Rate Worries Key Sector Rotation


Fueled by optimism about the global economy, the Dow Transports and other cyclical stocks have strengthened. But shares of bond proxies like utilities and consumer staples have dipped amid a bounce in bond yields, reflecting worries about the Federal Reserve's plans to unwind its easy-money policies. For now, our buy lists have 94% to 97% in stocks.

Bond-market worries

The Dow Transports have rallied to within 1.5% of their July all-time high of 9,742.76, with strength in air-freight names complementing a continued surge in the railroad and trucking groups. FedEx ($221; FDX) reported a disappointing quarter and guidance, mostly because of a cyber attack. But the air-freight giant said it expects the best year for global trade in years, sending its shares and the industrial sector to all-time highs.

The materials sector, benefiting from higher commodity prices, has also reached new highs. Bank stocks have rebounded from lows reached in early September, helped by a bounce in bond yields. Higher yields are expected to lift banks' profit margins by increasing the gap between what they pay on deposits and charge on loans.

As expected, the Federal Reserve left short-term interest rates unchanged after its Sept. 20 meeting. But the Fed announced the beginning of a plan to shrink its bond portfolio. While the move was widely anticipated, investors worry about the risk of a policy mistake. In 2013, after the Fed indicated in May that it planned to scale back its bond-buying program, 10-year Treasury bond yields nearly doubled to 3% by year-end.

Even with a robust global economy, that type of spike in bond yields is likely to weigh on stocks. Financials and cyclicals should hold up relatively well, while defensive and rate-sensitive groups are likely to suffer the most.

Already, the Dow Jones Utility Average has dropped 3% from the all-time high reached Sept. 11. The rate-sensitive real estate sector has also slumped, as has the defensive consumer-staples sector. Partly because low bond yields have pushed income investors into bond-like stocks, these areas remain unusually expensive relative to historical norms.

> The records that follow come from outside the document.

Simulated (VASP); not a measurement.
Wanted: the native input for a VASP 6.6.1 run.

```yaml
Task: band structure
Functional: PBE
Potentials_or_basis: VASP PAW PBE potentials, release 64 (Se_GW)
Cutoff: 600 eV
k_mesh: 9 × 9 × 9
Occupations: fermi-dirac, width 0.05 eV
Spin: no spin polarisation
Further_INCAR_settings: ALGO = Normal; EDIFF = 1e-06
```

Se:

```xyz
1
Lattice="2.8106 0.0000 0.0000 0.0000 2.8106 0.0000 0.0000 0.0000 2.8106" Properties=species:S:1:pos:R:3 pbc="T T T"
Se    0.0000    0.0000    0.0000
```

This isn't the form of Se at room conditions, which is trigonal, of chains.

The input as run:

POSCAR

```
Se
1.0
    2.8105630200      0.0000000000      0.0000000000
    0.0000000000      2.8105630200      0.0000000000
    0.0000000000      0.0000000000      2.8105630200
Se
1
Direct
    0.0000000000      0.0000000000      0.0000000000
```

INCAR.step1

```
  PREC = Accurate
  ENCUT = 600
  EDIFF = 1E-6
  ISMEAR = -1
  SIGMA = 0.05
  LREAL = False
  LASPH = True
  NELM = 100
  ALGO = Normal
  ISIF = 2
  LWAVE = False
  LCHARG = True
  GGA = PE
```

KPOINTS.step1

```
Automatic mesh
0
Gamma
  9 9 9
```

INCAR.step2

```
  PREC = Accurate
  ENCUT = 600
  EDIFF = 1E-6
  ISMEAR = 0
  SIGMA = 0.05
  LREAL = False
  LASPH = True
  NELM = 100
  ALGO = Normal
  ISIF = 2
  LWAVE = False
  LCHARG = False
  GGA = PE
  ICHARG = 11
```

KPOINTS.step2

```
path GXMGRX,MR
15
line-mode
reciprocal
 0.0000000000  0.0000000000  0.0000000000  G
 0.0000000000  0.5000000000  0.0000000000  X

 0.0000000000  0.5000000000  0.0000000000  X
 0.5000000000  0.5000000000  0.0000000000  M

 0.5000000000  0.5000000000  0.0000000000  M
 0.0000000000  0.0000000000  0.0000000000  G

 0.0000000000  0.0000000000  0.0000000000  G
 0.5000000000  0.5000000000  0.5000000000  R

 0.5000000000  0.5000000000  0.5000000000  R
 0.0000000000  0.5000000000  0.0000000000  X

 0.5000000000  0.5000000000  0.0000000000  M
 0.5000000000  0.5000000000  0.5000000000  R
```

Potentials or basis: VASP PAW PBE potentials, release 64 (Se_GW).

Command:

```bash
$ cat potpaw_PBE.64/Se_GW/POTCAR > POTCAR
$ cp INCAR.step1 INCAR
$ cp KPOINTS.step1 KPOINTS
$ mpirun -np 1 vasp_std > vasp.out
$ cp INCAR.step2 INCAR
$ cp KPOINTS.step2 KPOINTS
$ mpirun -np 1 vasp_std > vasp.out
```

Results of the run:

Our buy lists have relatively little exposure to these expensive low-volatility stocks. But, for the sake of the market's health, we'd prefer to see both defensive and cyclical groups moving higher.


A close above 9,742.76 in the Transports would reconfirm the bullish primary trend under the Dow Theory. Continued strength in the broad market, as seen in S&P 1500 advance-decline line, would also be encouraging.